RFC: Introduce a PyTACO-MLIR Bridge for integration testing

As announced at the end of the Sparse Tensors in MLIR thread, we have many exciting new sparse tensor features and improvements planned for 2022, and this is the first topical post on such a feature: adding a PyTACO-MLIR bridge for integration testing.

A lot of the new sparse tensor support in MLIR borrows heavily from the great foundation laid by the TACO project. One nifty feature of TACO is PyTACO, which is an extension to Python that provides easy access to sparsity annotations by means of tensor index notation. For example, a sparse matrix in CSR format times dense vector kernel can be expressed in PyTACO as follows.

import pytaco as pt
...
csr = pt.format([dense, compressed])
A = pt.read("pwtk.mtx", csr)
...
i, j = pt.get_index_vars(2)
...  
y[i] = A[i, j] * x[j] + z[i]

Thanks to excellent work by Bixia Zheng, we now can run PyTACO programs using MLIR by essentially just changing the import line into

import mlir_pytaco_api as pt

After that, a new bridge lowers PyTACO expressions into Linalg expressions and subsequently runnable code using the sparse compiler in MLIR. A JIT compilation using LLVM IR takes care of evaluating the tensor index expression for the Python environment after that.

Since the bridge is currently merely intended to simplify integration testing (writing Python is so much easier than writing direct MLIR code), and is not “production ready” yet, all code related to the new bridge will reside in the following directory.

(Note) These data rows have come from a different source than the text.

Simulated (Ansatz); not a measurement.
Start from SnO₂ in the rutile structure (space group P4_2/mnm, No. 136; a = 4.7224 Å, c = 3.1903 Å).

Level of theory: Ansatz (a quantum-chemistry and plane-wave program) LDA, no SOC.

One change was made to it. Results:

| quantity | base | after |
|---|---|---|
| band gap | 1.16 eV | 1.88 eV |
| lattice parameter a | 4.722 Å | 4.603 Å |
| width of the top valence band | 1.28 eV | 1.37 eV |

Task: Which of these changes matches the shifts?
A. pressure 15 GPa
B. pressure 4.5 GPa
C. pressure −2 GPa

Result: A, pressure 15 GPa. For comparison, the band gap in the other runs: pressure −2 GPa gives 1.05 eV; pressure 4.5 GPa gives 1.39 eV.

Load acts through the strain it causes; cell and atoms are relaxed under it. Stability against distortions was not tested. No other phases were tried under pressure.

mlir/test/Integration/Dialect/SparseTensor/taco

Please let us know your thoughts on this new functionality. We will have a revision for review up on Phabricator real soon.

4 Likes

Here is Bixia’s revision: D117260 Upstream MLIR PyTACO implementation

It’s pretty nice to see what we can already achieve with MLIR without writing a single line of C++! Well done @bixia1 :slight_smile:

I like that this patch is not intrusive and can be living in just the “integration testing” directory right now, which makes it really not load-bearing: this LGTM right now.

1 Like

I think everyone is silently excited and waiting for this to land, seems like we can move forward with it at this point!

1 Like

Hey folks,

I am thinking of reusing some functions defined in test/Integration/Dialect/SparseTensor/taco/tools, in particular pt.from_tensor and pt.from_array in benchmarks. My objective is to compare mlir sparse tensor vs numpy vs pytaco.

Would it make sense if we move the tools directory to somewhere which would be accessible to both tests and benchmarks. Or should I create my own utilities in benchmark and use them?

Thanks,
Saurabh

My first reaction is of course always that we should avoid code duplication as much as possible and move shared functionality to a single common place.

However, in this case, for example, pt.from_array is part of the PyTACO api and I don’t think we should move such constructs out, since I would like the SparseTensor/taco directory to contain a self-contained implementation of PyTACO. So in this case, I am more inclined to suggest making a new tools directory and determine later what functionality could be shared at a better place.

But others may have different opinions. For example, @bixia1 do you have any preference?

I agreed with @aartbik that py.from_array is part of the PyTACO implementation, and you can’t use it without using the rest of the PyTACO source code. I am fine with moving test/Integration/Dialect/SparseTensor/taco/tools/ up to make it obvious that it can be shared by both test and benchmark. Would mlir/tools/taco be a proper place?

I am fine with moving test/Integration/Dialect/SparseTensor/taco/tools/ up to make it obvious that it can be shared by both test and benchmark. Would mlir/tools/taco be a proper place?

That sounds good. I can create a patch to move around these files unless anyone has any objections.

Given what is already in mlir/tools/*, I doubt this is the right place to put Python support methods, even when placed inside a subdirectory. I think it is better if you proceed with the original suggestion on making a tools directory placed under benchmarks and implement methods that you really need there first, even if there is some code overlap. Then, if we find that there is strong commonality, we can put forward a formal RFC and find a better landing place inside the mlir tree.

1 Like

I think it is better if you proceed with the original suggestion on making a tools directory placed under benchmarks and implement methods that you really need there first, even if there is some code overlap. Then, if we find that there is strong commonality, we can put forward a formal RFC and find a better landing place inside the mlir tree.

Sounds good! I’ll do that.